URL Escaping is Evil
I have come to the conclusion that URL escaping is evil and must be banished from the face of the earth. I’ve got no idea how it manages to work at all - every implementation seems to be different and the support for different character sets is a major hit and miss affair.
Take for instance the string:
© Adrian Sutton
It looks like a pretty simple string and all. It should be encoded as:
%C2%A9%20Adrian%20Sutton
assuming UTF-8 character encoding (and I literally mean assuming since there’s no possible way to know for sure). If however you were to use the javascript escape() function you could get any one of:
%u00A9+Adrian+Sutton
%C2%A9%20Adrian+Sutton
%u00A9%29Adrian%20Sutton
It’s impossible to tell if the + sign in the first two is an encoded space or an actual plus sign (there’s no requirement for + to be escaped in URIs so many implementations leave it as is). Then you have to deal with the rather odd %u00A9 syntax which seems to be half URI escaping, half HTML entity and finally you get to worry about which character set was in use.

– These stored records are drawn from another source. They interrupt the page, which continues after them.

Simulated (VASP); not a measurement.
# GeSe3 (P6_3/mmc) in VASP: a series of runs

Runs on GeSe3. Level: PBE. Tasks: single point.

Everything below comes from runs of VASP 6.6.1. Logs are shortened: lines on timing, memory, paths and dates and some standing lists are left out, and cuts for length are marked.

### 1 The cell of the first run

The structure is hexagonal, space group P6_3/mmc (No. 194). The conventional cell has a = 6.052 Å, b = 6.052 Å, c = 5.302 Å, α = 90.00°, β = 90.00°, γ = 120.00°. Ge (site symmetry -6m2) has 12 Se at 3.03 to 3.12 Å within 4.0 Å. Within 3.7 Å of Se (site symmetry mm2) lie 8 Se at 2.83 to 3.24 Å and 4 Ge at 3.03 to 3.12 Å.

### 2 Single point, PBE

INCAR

For the record, here’s what your browser makes of it:

March 31st, 2004 at 5:09 pm
which is of course something else again :-)
%A9%20Adrian%20Sutton
June 19th, 2007 at 8:17 pm
>there’s no requirement for + to be escaped in URIs
You are not right
http://www.ietf.org/rfc/rfc2396.txt
reserved = “;” | “/” | “?” | “:” | “@” | “&” | “=” | “+” |
“$” | “,”
you MUST enconde the ‘+’ sign!
June 19th, 2007 at 8:35 pm
Eugen,
It’s entirely academic - quite a few implementations *don’t* escape + in URLs so you have no idea if it’s a + or an incorrectly encoded space. The majority of the time, + means space in a URL but there are exceptions.